James Ingram thinks that doubly encoding written and sounding pitch is the answer, especially for being able to handle microtones. For sounding pitch we could use an absolute pitch. This could be done by combining a MIDI note number with cents, e.g. 60.25 would be a quarter-tone higher than middle C.

Based on his experience with making braille translations, Matthias believes that software that needs to do different things needs different formats. Building one format for programs that could do everything gets very complicated. We might want do divide into four or five different formats for different types of applications, and provide transformers between those formats.

Cyril would prefer to have the written pitch encoded. Whatever we choose, we need to be able to transpose accurately. This requires both the chromatic and diatonic information for transpositions. MusicXML does not require both, which causes problems. We should try to fix this for MNX-Common. We also need layout information, including global layout and part layout.

Bob said we are encoding notation, and the performer is using notation to make music for the listener, so we need to focus on the performer rather than the listener. From this perspective it is clear that we must encode the written pitch.

Frank said that the harp is another interesting example. Even though it is not a transposing instrument, it is often written in an enharmonically different key because of the technical way the instrument is played. For instance, B major will often be notated C flat major for the harp. This type of special case should not be forgotten in the encoding, however it is done.

Dominique does not want the pitch data to be duplicated to avoid consistency issues. We need to focus on encoding notation because this format is for notation apps, not MIDI sequencers. Encoding written pitch is better for notation apps because it is one line of code to get to sounding pitch, but the reverse is not true. If we want to use this format as a native format, we need the data to match what is displayed on the screen as much as possible. If we have to transpose the notation on the fly just to display it, that will be difficult to do and slow down the native apps, while transposing for playback is very easy to do.

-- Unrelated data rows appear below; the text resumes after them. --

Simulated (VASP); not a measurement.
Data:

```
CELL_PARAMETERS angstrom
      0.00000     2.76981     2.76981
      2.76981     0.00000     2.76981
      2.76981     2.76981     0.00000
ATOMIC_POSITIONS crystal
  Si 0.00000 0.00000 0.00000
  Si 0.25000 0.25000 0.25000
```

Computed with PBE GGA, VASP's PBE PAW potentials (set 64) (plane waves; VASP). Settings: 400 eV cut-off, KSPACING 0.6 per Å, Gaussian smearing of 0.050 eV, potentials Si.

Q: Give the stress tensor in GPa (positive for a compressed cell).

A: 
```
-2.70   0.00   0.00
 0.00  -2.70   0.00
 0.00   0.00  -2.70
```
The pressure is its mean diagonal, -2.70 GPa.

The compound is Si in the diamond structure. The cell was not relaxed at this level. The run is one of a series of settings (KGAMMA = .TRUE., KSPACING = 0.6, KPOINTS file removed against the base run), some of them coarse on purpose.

Martin’s only objection for using sounding pitch is that the enharmonic choice of the written pitch is an editorial decision. Editors often make enharmonic changes in parts and it’s important to be able to encode them.

Simon said that there could be programs that don’t care about sound at all. Having the written pitch as the primary data is easier for those programs to deal with.

Dominik also spoke in favor of using written pitch. We all agree that we have different perspectives on the music and that there are semantic, performance, and presentation descriptions that should all be present in the specification. The semantics are about music notation: not about how music sounds, but how it is written. Therefore we should use written pitch.

As a non-developer, Tom would also opt for the written pitch. We are trying to encode the recipe for the muffins, not the muffins themselves.

Christof says that Joe started this work defining a set of roles but missed developers. We should try to make it fun to develop using MNX. End users will benefit from developers joyfully bringing them these features.

Michael closed the meeting. It was great to hear from many more voices that had not been present in our online discussions. For next steps, the co-chairs will now come up with a final proposal to present to the group.

Co-Chair Meeting Minutes: March 26, 2019

In this short meeting, we talked about preparation for our co-chair presentation at Musikmesse next week in Frankfurt.

We committed to putting together our slides by this Friday. Adrian will combine them in a single document for efficient presenting.

We discussed the Musikmesse presentation topics for MusicXML. Michael is planning to cover “themes for the MusicXML 3.2 release,” perhaps including a “What’s not in version 3.2” slide, with things we want to put off until MNX. We also want to make sure there’s buy-in among the Frankfurt meeting attendees that moving forward with MusicXML and MNX simulaneously is the right thing to do (NAMM attendees this past January had confirmed this, but it would be nice to get Musikmesse attendees’ thoughts too).

For the issue of sounded-vs-written pitch in MNX, our previous plan was to bring a co-chair recommendation to Frankfurt, but the co-chairs are still disagreeing. 🙂 And we’ve had a spirited GitHub issue discussion, but only a small handful of people have contributed to it. With that in mind, we’ll bring the discussion to Frankfurt, to get more people’s thoughts.

We realized we don’t yet have an MNX GitHub issue about the open question of CSS-style separation of content from layout. Adrian will create an issue for this.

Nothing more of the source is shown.